Warm spring weather makes me want to pop my home-started seedlings into the ground immediately. But I know better. It's best to wait until the ground warms and the temperatures are consistently above freezing before I start transplanting my tomatoes, peppers and eggplants. If you're growing transplants of cool season veggies, such as lettuce, Swiss chard and kale, plant these outdoors two weeks before your last expected frost date. For warm season crops, wait until after that date.

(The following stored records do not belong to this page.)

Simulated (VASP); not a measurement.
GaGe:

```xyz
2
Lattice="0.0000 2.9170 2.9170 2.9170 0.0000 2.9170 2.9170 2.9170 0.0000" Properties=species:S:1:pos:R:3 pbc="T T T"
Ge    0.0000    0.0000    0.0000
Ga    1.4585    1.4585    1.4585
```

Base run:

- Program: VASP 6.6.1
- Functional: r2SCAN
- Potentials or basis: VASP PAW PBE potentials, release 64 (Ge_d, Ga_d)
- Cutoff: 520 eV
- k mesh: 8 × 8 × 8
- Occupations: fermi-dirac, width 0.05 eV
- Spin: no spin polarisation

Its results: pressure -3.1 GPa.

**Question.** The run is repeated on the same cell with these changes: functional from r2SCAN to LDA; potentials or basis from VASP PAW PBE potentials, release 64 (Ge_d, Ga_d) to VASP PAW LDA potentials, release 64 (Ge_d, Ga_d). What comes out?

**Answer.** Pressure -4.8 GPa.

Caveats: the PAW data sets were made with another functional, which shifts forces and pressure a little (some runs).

But what do you do if your seedlings have outgrown their seedling pots? The solution is to transplant them into a pot one size larger. This will enable your home grown beauties to put on more roots, become more robust, and not get stressed. Try using the 4-inch sized VELCRO® Brand Peel Away™ Seedling Pots. These pots give your young seedlings more room to grow and the roots are naturally air-pruned so the plant doesn't get root bound. Also, with the peel away sides, you won't damage the roots when it's time to transplant them into the soil.
When transplanting home grown or even store bought plants it's best to harden off your seedlings first. You can use a cold frame to gradually get them used to the outdoor conditions or just place them on a deck or patio. Here's how.
- On day one move your transplants outdoors to a protected spot with morning sun for a few hours. Keep them well watered and out of the wind. Then bring them back indoors into a sunny window.
- Each day thereafter, gradually extend the amount of time you keep the seedlings outdoors.
- By the end of the week leave the transplants outside overnight. They will be used to the wind and sun and can be transplanted without any risk of transplant shock.